During the question-and-answer portion of his March 1 spoken-word show at the Orpheum Theatre in Los Angeles, California, IRON MAIDEN singer Bruce Dickinson reflected on how the title track of his 2005 solo album, “Tyranny Of Souls”, was composed specifically for the proposed THE THREE TREMORS project, also featuring JUDAS PRIEST‘s Rob Halford and QUEENSRŸCHE‘s Geoff Tate.
He said (as transcribed by Phoosi.com): “We were gonna do this thing with three metal singers — myself, Ronnie James Dio and Rob Halford. However, for reasons that [didn’t make much sense] — managerial bullshit or whatever — there was some opposition, not from me, to having Ronnie there, which I thought was crazy. So the suggestion was that we would have Geoff Tate instead. So Roy [Bruce‘s longtime collaborator Roy ‘Z’ Ramirez] and I wrote a tune. We thought we’d have a go at writing an album that would be sung by three singers. We only got as far as one song, and that song was ‘Tyranny Of Souls’. And the idea was that had we done the project, the chorus would have been all three singers [singing together], but the beginning of it would have been kind of one line me, one line Geoff, one line Rob, and so on, through the song. And each line would have been written so it would suit the delivery, it would suit the vocal characteristic of whoever was singing it. So it was quite a tall order. It [would have been] quite difficult to do. I thought, ‘Shit, it’s gonna be pretty difficult to do a whole album of this stuff.’ And of course, we never did. But ‘Tyranny Of Souls’, the demo of it was designed to illustrate how that would have worked.”
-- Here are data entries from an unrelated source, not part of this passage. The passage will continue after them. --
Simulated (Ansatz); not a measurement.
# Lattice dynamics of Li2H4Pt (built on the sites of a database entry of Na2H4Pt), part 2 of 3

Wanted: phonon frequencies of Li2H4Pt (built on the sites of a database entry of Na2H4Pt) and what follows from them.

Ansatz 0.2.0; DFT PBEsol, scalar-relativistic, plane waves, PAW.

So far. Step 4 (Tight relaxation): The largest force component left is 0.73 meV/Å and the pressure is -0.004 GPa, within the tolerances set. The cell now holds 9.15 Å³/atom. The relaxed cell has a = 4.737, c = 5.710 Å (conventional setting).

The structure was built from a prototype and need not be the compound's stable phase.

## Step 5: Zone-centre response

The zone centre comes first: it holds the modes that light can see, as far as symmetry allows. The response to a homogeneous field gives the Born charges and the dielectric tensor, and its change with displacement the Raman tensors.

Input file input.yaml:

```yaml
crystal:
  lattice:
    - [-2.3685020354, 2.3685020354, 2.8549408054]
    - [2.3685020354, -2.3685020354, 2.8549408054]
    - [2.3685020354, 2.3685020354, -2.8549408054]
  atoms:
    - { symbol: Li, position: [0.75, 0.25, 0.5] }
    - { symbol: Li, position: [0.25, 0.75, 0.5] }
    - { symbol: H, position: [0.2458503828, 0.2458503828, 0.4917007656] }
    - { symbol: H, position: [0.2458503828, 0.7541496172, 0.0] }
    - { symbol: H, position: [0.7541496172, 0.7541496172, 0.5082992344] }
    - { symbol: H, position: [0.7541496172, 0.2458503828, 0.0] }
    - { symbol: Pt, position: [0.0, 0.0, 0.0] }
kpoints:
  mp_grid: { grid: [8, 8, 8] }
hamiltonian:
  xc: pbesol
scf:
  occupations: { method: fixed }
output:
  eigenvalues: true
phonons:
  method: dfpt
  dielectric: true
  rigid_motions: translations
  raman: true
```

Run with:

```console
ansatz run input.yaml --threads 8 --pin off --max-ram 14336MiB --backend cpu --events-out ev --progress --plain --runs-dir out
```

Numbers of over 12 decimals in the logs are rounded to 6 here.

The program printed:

Five years ago, Dickinson told SiriusXM‘s “Trunk Nation With Eddie Trunk” that he was reluctant to pursue THE THREE TREMORS project if Dio wasn’t involved. “I was, like, ‘I am not gonna do this without Ronnie,'” he recalled. “And Rod [Smallwood, IRON MAIDEN‘s longtime manager] was, like, ‘I don’t wanna use Ronnie. He’s too old.’ I said, ‘What do you mean too old? Are you kidding me?’ I said, ‘He’s a legend.’ He said, ‘No. We should use Geoff Tate.’ And then we had a meeting with Geoff Tate, and then I said, ‘No. It’s not gonna work.’ And so that was that.”
According to Dickinson, concert promoters showed great interest in booking THE THREE TREMORS before a single note had even been recorded. “I could see the money in their eyes, thinking, ‘Oh, this would be great. We could sell this every which way all over the place as a package,'” Dickinson said. “And I went, ‘Yeah, you could, but what are we actually gonna do? There’s gonna be three of us on stage. What are we gonna do that’s actually different that’s really cool?'”
Before Dickinson‘s proposed collaboration with Halford and Tate was officially scrapped, the name THE THREE TREMORS was changed to TRINITY because “we figured they would sue our ass if we called it THE THREE TREMORS,” Bruce explained in an interview several years ago.
Dickinson previously said that he and Roy wrote “about three songs” for THE THREE TREMORS during a session in Los Angeles before he “realized it was going to take us a lot longer than three weeks to write a project with three singers that would work.”
He explained: “We wanted to make each song designed to be sung by three different characters as an integral part of the song, not something like, ‘You sing the first verse, I’ll sing the second verse, and he’ll sing the chorus.’ That would be a crap way to do it.”
Dickinson added: “It’s a bloody difficult thing to do, to try to make a song with three different voices to get the full benefit out of it. And it takes longer than three weeks, and we didn’t have longer than that to do it, so I canned it in the end.
“It’s a great idea; everybody loves the idea… We had marketing people salivating about the idea of a TRINITY project,” he said. “But the bottom line is, the thing that is gonna sink it is if the music sucks. So I thought we should can the idea for now since we don’t have time to do it. Rob was in the studio doing his album [‘Crucible’] and Geoff was writing a new QUEENSRŸCHE album, so that was it. It is an interesting idea, and I’m sure the live show would be really interesting.”
In 2000, Tate and Dickinson joined Halford onstage at the latter’s concert in London for a rendition of “One You Love To Hate” (see video below), a song written by Halford, Dickinson and Ramirez that was featured on Halford‘s “Resurrection” album.
Dickinson‘s two-month North American spoken-word tour kicked off on January 17 in Fort Lauderdale, Florida and will run through the end of March.
Bruce‘s spoken-word show is split into two parts. The first section sees him take a humorous and often satirical look at the world from his own very personal perspective, treating the audience to private insights into his drive and ambition, peppered with plenty of MAIDEN anecdotes, and a myriad of other experiences encompassing not just the giddy heights but also the extreme lows, as told first-hand in his inimitable anarchic style, punctuated with photographs, videos and sometimes even erupting into song a cappella, to illustrate a point. The final section of the evening is devoted entirely to the aforementioned question-and-answer session, with the opportunity to pose questions on any subject whatsoever. As Bruce‘s answers are all completely improvised — the more left-field and quirky the question, the more interesting and compelling the response is likely to be.